Chinese fixed income: Policy is key
The liberalisation of the Chinese financial market has been a relatively recent phenomenon, triggered among other factors by the abandonment of the peg to the dollar in 2005, followed by an appreciation of the renminbi (RMB).
he Chinese bond market can roughly be distinguished between onshore and offshore products, with the onshore RMB trade of more than RMB21trn (€2.7trn) constituting the vast majority, compared to a small, yet rapidly growing offshore market.
In a bid to boost the internationalisation of the RMB, Chinese authorities have increasingly eased capital account barriers. According to Deutsche Bank, funds in the key offshore RMB centres, Taiwan and Singapore have increased sharply. As of December 2013, offshore funds in Taiwan trebled to RMB184bn (€23.7bn) while funds in Singapore increased to RMB140bn (€18bn). According to the City of London, RMB forex activity in London tripled between 2011 and 2013 to a daily value of $4.8bn (€3.8bn).
European fund distribution centres are now competing to align themselves with the People’s Republic, with Frankfurt and London becoming the first European RMB clearing hubs, Luxembourg attracting the Industrial and Commercial Bank (ICBC) and London the China Construction Bank as respective RMB clearing centres.
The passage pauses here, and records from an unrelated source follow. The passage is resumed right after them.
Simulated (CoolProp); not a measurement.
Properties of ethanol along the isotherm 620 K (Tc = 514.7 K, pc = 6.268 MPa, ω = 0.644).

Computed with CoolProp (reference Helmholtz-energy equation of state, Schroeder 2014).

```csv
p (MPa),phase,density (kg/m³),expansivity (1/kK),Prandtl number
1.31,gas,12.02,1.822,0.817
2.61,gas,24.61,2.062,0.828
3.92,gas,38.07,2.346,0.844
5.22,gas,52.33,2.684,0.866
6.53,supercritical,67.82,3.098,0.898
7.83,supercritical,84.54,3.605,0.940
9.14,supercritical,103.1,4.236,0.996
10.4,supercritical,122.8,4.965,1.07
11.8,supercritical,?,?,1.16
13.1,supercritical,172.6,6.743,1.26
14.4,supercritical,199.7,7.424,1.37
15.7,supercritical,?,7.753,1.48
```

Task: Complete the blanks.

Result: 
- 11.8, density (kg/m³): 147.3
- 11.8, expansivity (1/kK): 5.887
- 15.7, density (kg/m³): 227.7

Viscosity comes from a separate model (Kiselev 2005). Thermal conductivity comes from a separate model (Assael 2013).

In Germany, investments in the RMB have become an increasingly popular method of escaping low returns in the fixed income sector, explains Torsten Harig, director and senior product specialist fixed income at Deutsche Asset & Wealth Management (DeAWM).
The driving force behind investments in the “People’s Currency” as the RMB is referred to in China, is the anticipation that the currency will continue to appreciate. This represents a challenge for Chinese growth, which has historically been
largely export-led. However, according to Adeline Ng (pictured), head of Asian Fixed Income at BNP Paribas: “China is undertaking structural reforms in order to transform itself to become more consumption driven and less reliant on exports.”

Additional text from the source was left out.